Path: utzoo!utgpu!news-server.csri.toronto.edu!cs.utexas.edu!asuvax!ncar!mephisto!mcnc!rti!mozart!bts
From: bts@unx.sas.com (Brian T. Schellenberger)
Newsgroups: comp.text
Subject: Re: SGML question
Keywords: SGML, ambiguity
Message-ID: <1990Sep10.170717.7993@unx.sas.com>
Date: 10 Sep 90 17:07:17 GMT
References: <582@helios.prosys.se> <583@helios.prosys.se> <141873@sun.Eng.Sun.COM>
Organization: SAS Institute Inc.
Lines: 47

In article <141873@sun.Eng.Sun.COM> tut@cairo.Sun.COM (Bill "Bill" Tuthill) writes:
|I believe the ultimate answer is Unicode, a 16-bit code set that
|includes all known languages of the world in a single, interchangeable
|code set.  Developed by Joe Becker and others at Xerox, Apple, and
|elsewhere, Unicode represents a tremendous leap forward.  The main
|reason 16 bits is sufficient is that Chinese, Japanese and Korean
|pictographs have been combined so as to be complete and correctly
|ordered, though not necessarily contiguous.
|
|The main drawback to Unicode is that files will be twice as big.  But
|being able to exchange data without shifting and conversion is a huge
|advantage.  Space has even been left in the Unicode address space for
|ancient writing systems such as hieroglyphics and cuneiform.
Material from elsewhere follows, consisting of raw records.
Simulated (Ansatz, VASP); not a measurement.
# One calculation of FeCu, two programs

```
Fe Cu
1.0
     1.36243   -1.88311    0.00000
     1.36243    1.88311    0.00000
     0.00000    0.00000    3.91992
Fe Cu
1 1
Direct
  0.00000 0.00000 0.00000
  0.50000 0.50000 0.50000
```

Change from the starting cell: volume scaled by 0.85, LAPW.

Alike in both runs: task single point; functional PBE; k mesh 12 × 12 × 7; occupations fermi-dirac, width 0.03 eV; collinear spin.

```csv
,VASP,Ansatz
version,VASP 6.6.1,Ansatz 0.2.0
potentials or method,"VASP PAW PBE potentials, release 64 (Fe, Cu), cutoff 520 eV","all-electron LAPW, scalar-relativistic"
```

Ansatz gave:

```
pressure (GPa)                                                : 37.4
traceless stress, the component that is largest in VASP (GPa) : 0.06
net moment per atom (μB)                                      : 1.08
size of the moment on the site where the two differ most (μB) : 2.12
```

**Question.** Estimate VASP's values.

This is be no means necessary.  Even the "large" versions of Kanji and
such-like only have 6000 or so characters.  Allowing for overlap, I would
immensely surprised if you couldn't take care of all the ideographic living
languages (mostly Chinese, Japanese, and Korean) in 15,000 characters, tops.
For non-ideograhpic languages, which tend to have no more than about 40
characters tops in no more than two variations (eg, capital and lowercase
for Roman; Katakana and Hiragana for Japanese), making for less than 100
characters total, we can accomidate more than 150 non-overlapping languages
in the same space.  This leaves 2,000 slots for "special" symbols and
punctuation, while still coming in at less than 32,000 characters.  Thus,
it can easily be fit into 15 bits.  That way, we can have the 127 or so
most common chacters encoded into a 7 bits.  Then if the eighth bit is
set, we know it starts a 15-bit character.

The obivous starting place it to make the 7-bit code be the current ASCII
code.  I suspect that this is close to the set of most commonly used 
characters world-wide, but it need not be the choice.  If such a scheme is
used, most files will be only a little bit longer than they are now, and
(assuming ASCII is used as the base), computer code will increase not one
wit.  Neither will English text.  Since English is the lingua franca of the
world these days, this will includes a lot international text, and not just
English.

Finally, such a scheme is not all that difficult to work with.  It is
certainly easier than shared 7- and 8-bit codes than include "shift"
characters.


-- 
-- Brian, the Man from Babble-on.		bts@unx.sas.com
-- (Brian Schellenberger)
"And when the votes were cast, the winner was . . .
 Mister James K. Polk, Napolean of the stump."        -- THEY MIGHT BE GIANTS.